Newly trending on TikTok: Dinks. They’re couples with lifestyles defined by their lack of children and by the financial and literal freedom that brings them. DINK stands for double income, no kids, a demographic originally identified in the ’80s by advertising agencies aching to relieve its members of their excess funds by selling them all the stuff their identity allowed them to own.
Think: precious, beautiful homes, lusciously furnished – because who needed to worry about sticky fingers and baby puke staining the cashmere-trimmed-everything? Not DINKs! Think last-minute luxurious travel to far-flung places, for when accommodating school holidays is Not A Thing. Think truffle oil with which to laden leisurely Sunday brunches, the ones spent in companionable silence, one of you reading the sports section, the other reading style (completely uninterrupted by tantrums and snot and need).
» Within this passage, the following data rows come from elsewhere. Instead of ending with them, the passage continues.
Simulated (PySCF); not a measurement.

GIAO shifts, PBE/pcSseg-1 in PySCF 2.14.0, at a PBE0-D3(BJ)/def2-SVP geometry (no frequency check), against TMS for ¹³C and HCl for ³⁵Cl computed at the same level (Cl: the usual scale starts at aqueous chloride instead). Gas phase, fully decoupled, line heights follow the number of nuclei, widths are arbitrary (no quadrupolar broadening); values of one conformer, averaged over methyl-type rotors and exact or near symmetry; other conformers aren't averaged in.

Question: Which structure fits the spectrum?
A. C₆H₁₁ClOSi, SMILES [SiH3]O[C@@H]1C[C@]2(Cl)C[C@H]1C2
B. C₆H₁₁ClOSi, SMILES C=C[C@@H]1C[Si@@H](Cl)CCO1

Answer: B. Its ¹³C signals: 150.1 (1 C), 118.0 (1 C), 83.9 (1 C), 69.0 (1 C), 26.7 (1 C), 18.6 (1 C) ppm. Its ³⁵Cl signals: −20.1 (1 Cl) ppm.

And here it is again, looking basically the same, just 2024-style – ergo, on TikTok. Have a search on the hashtag and you may encounter glossy-haired smiler @indianna knight and her 26.3k followers, with a pinned video showing her and her bloke dancing joyously around a sparklingly clean kitchen. Caption: ‘POV: your husband gets the snip so you can live forever in your DINK era’.
You may stumble across Courtney, @letravelstyle (179.1k followers), with a clip that shows her and her bloke somewhere picturesquely foreign, saying, ‘We’re DINKs, we go on 10 trips a year... We’re DINKs, we get 8 hours of sleep a night and wake up when we want to... We’re DINKs, the only TV shows we watch are ones we actually want to...’
Maybe you’ll segue up the side alley of DINKWADs – DINKs With A Dog – with videos voiced by the dog in question: a collie perches on the backseat of a speeding car, wind in its ears, with the caption, ‘Straight chillin’ in my car seat while my dual income Millennial parents escort me on another paid vacation’. Or maybe into #DINKSDinners, where childfree couples raid the shelves at Whole Foods for overpriced chicken katsu curry; or maybe #DINKScoupleproblems, which I assume covers things like ‘So hard deciding what to do with all the excess mojo we have because it isn’t ground out of us by our filthy-nappied progeny (but we can’t just keep having sex all the time, presumably?) #prayforus’.
My first thought on encountering the DINKs of TikTok was: does the world really need another flavour of influencer? Another sub-category of people running around, being screamingly show-offy about lives they don’t actually lead, not really; they’re just showing you their Best Bits, filtered to look even better, with zero mention of the banal/painful/ugly sh*t in-between? Do we really need the Smug Childfrees?
I get that mummy influencers are annoying – but does taking their schtick and turning it against ’em achieve anything, other than to feed the pass-agg war between those with kids and those without? And anyway, isn’t it all graspingly consumerist and wantonly self-promoting and aspirational and... Ah. Then I got it. I got what the DINKs are doing, consciously or otherwise, and I got why it matters.
DINKs are turning life without kids into an aspiration.
I’m childfree. Gloriously so. I realised aged seven that motherhood was not for me and persisted with that conviction, despite many, many people telling me that I’d change my mind, that I’m selfish, that I’d wake up one day and be consumed with a deep, dark, devastating regret. Guess what? They were wrong and I’m having a lovely childfree life. I’ve got a bloke, I’ve even got a dog; I’m full bloody DINKWAD, bitches. Problem is, I’m so happy with living that chosen life that I forget to mention it. And it needs to be mentioned.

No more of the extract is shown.